Pool Device Errors Alert

I started having troubles when i uploaded some files to my rockstor and the upload started to go super slow, then drop out, then reconnect etc. So i logged into the rockstor box and there was an error in red
" Pool Device Errors Alert"
I went back into FTP nad i couldnt delete
Error: rmdir /mnt2/*******: received failure with description ‘Failure’

there are about 100GB free of a 5TB pool.

Can anyone shed some light on whats going on>? Could my drives be failing? I cant see any info around this in the drives page.

@jakeyg Hello there.

Take a look as the Pool details page, that should give more info on what’s going on.

Hope that helps.

rockstorPools

does that mean one of my disks is dying?

Hi,

I know @phillxnet will most likely be able to give you more help, but in the meantime, you should be able to see info on the type of errors by looking at the details page for the pool in question. Just click on its name and you should see a table with the number of errors if any.

Hope this helps,

1 Like

thanks flox,
appreciate your help. i see tht there are some I/O errors on the one drive. does this mean the drive is dying?rockstor_io

@jakeyg Hello again,

Pretty much yes. Although a faulty / loose SATA cable can cause this also. Btrfs is keeping a tally of the times it had trouble Writing and Reading. And depending on use you may be reading more often, hence more read errors. That’s pretty simplified and there are a few layers below btrfs but this does look like it could be a failing drive.

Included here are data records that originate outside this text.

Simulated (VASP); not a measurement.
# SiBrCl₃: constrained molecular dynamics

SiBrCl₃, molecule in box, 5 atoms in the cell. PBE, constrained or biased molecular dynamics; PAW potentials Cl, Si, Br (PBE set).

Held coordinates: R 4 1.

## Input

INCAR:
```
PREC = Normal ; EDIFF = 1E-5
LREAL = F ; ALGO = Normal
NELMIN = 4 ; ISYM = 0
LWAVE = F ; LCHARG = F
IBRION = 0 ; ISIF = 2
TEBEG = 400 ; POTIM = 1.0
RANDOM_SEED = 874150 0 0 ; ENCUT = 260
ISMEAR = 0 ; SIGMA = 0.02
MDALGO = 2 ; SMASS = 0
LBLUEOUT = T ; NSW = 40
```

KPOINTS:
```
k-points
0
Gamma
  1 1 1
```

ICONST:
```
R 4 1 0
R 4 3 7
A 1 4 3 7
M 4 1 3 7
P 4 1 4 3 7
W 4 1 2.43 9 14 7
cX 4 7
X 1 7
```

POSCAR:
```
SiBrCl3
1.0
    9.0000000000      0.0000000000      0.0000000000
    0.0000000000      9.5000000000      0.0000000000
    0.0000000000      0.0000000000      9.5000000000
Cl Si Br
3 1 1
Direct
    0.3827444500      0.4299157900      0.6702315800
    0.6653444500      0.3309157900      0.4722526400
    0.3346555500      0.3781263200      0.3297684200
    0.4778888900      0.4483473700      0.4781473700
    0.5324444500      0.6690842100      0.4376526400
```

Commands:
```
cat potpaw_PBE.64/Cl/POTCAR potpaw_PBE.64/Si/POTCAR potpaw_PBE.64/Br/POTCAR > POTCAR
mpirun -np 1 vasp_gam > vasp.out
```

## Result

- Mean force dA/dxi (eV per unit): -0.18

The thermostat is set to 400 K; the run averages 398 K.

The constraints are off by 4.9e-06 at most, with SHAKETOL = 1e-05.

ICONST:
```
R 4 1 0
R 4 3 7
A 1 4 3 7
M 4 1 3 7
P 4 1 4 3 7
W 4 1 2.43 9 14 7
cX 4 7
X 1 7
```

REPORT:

You could visit this drives S.M.A.R.T page within the Rockstor Web-UI and update that page to get more info from another angle: from the drive itself in this case. See the following doc entry for where these pages are:

S.M.A.R.T

Do be sure to click the “Refresh” button on that page to get the latest info. If you have never visited these pages then they will initially be blank until you click that refresh button. You could compare the 2 drives S.M.A.R.T info, but given btrfs is listing having had issues with only one drive it does look to be drive/cable related.

I see that in this case you have configured your pool to be btrfs ‘single’. That is ‘all space and no redundancy’ that means there is only a single copy of data so btrfs has no means of repair. So when these read / write errors happened it had no ‘fall back’ to a second copy of any data. It also means that if the drives couldn’t ‘get around’ these errors you pool may be toast. But then the pool is also really really full so presumably space was more important than data safety / self healing capability. I would look to the integrity of your backups as soon as possible in this scenario, if relevant.

Also note that on this page the pool is indicated as being ro (read - only)! Btrfs, when in distress, will turn a pool to read-only to prevent further ‘damage’. It is likely that this pool, being of only a single raid level, had no ability to self heal and these disk/cable errors have caused it to go ro to protect what’s left. Hence the backup suggestion above. When the data is more important than the available space you are best advised to use btrfs raid levels of 1 or 10. See our Pools doc section of a rough break down of the btrfs raid levels.

Keep us posted on how this goes.

1 Like